Introduction

Geometry can be defined as a quantitative and qualitative study of space and forms. The most fundamental attributes about space/form include shape and size. Geometry is a deductive system. This means there is a logical development and a few simple, fundamental principles. But before moving on to the content of geometry, it is important to understand a little about the nature of geometry and something about its course of historical development.

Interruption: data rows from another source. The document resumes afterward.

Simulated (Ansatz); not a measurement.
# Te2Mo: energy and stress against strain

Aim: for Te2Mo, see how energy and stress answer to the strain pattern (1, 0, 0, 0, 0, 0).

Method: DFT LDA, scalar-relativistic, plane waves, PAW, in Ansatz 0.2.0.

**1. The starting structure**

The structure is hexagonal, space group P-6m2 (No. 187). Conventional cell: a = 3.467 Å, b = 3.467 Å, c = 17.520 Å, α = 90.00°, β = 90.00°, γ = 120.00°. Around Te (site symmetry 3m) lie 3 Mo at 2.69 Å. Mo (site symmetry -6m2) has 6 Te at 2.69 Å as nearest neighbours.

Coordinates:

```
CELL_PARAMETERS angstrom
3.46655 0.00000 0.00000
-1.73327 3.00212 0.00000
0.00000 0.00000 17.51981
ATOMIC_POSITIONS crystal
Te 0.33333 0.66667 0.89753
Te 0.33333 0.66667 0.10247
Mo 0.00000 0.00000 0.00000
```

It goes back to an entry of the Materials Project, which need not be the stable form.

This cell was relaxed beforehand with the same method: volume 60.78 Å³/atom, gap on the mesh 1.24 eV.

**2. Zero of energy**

Geometry, in a fundamental sense, is the evolution of elementary ideas about shapes and forms that arise out of our exposure to the physical and natural world. In our interactions with our environment, we encounter physical shapes, such as rocks, mountains, trees, sticks and all kinds of things which though are different and diverse but can still be organized by patterns into groups and classes. Some are ‘straight-ish’ others are ‘round-ish’ and so on. Developing from such primitive ideas, geometry grew to become the “Art of measuring” out of practical necessities. Geometry may have its roots in our curiosity and attempt to better understand these rudimentary ideas, but the geometry that we know today didn’t start developing until someone separated the physical world from the mental.

 

History

Geometry started taking its modern form when the human mind started “abstraction” of perfect mental objects out of the imperfect physical objects. In the mental world, we can think of a perfectly straight line instead of having to deal with an imperfect, approximately straight-ish physical stick. In the same way, a random mountain terrain may provide the idea about a perfect triangular abstract form, sun or moon’s shape resulting in the idea of a perfect abstract circle and so on.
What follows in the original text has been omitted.